'Disaster for our country': Evangelical Trump critics lament election outcome
One of the creators of a Christian nonprofit effort aimed at cultivating “better Christian politics” claims President-elect Donald Trump’s victory in the 2024 election is a “disaster” for the United States.
Curtis Chang, co-founder of The After Party, expressed profound emotional distress over the outcome, which saw Trump elected to a second term following strong support from Evangelicals, particularly white Evangelical voters.
The After Party, which Chang created with New York Times columnist David French and Russell Moore, editor-in-chief at Christianity Today magazine and former president of the Ethics & Religious Liberty Commission of the Southern Baptist Convention, was purportedly formed to help Christians develop a healthy and biblically informed understanding of political involvement, without promoting partisan viewpoints.
During a candid conversation on “The Good Faith Podcast” posted to YouTube on Thursday, Chang made a distinction between the podcast’s contents and The After Party curriculum.
“A lot of people associate us with The After Party curriculum that we've created, really, to help Christians think about the ‘how’ of politics,” said Chang. “And because of that, the three of us in The After Party, in our roles as The After Party, were very intent to steer away from making any statement or encouragement on partisan leanings, on our own political viewpoints."
“This is a Good Faith recording; this is not The After Party curriculum.”
Chang and his colleagues then opened up about their personal feelings in response to the election results, with Chang saying that he was “still sorting through the combination of anxiety, avoidance, anger, anguish, alienation."
“I'm all over the map," he said. "I just felt like is this my country? Like, what does it mean?”
Chang recalled how, in the immediate aftermath of Tuesday’s election, he spent hours staying busy by digitizing photos and clearing out his garage in a phase he described as “big avoidance mode.”
“I mean, this election, I think, was a disaster for our country, but it did wonders for my to-do list,” he added.
French offered a more analytical perspective on some of the broader consequences of the election beyond his own circle.
“As it became very clear that Trump is going to win, what really settled in my mind was this idea that despair is a luxury,” he said. “One of the feelings that I had was, many of us who have stable jobs, who have good families, who have good friends, we're going to be fine,’ but there's a lot of vulnerable people out there who are not going to be fine.”
Moore, who was one of the more prominent anti-Trump voices in the SBC before he left the denomination in 2021, said whatever his thoughts on the outcome, it was “reassuring” that voters knew exactly for what — or rather whom — they cast their ballot.
“One of the things that is reassuring to me about this election is I don't feel like anybody was hoodwinked,” he said. “I think that both candidates were very, very clearly who they are, what they're going to do and the American people made a choice, so that's reassuring to me."
“I don't think that there's a sense in which, ‘Well, the American people don't know the drama they're signing up for.'"
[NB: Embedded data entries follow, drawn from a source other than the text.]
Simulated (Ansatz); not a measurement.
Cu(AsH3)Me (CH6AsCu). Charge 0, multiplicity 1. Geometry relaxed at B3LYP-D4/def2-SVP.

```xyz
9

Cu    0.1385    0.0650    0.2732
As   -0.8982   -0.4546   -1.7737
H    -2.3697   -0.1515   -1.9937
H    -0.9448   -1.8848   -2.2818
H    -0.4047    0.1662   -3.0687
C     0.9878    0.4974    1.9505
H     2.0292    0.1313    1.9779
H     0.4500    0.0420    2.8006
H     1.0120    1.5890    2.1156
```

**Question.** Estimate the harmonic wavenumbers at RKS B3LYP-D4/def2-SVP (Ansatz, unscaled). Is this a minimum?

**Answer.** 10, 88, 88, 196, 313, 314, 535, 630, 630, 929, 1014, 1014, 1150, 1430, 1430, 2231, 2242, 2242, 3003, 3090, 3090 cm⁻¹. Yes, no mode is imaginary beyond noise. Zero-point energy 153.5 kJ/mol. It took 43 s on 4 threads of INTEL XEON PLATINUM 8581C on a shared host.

Chang, French, and Moore all emphasized the importance of maintaining moral courage, even in a political climate they all agree is increasingly divisive and often cruel. French suggested Evangelicals who didn’t vote for Trump should prepare for a “long slog” of American “regress.”
“We were never promised that we would live in times of American progress,” he said. “Generation after generation of Americans have lived in periods of regress and we have to settle in maybe for a kind of long slog."
“It's already been long, for a longer slog, so take care of yourself.”
French publicly expressed support for Democrat Vice President Kamala Harris in a New York Times column in August, in which he said he would vote for Harris in order to “save conservatism from itself.”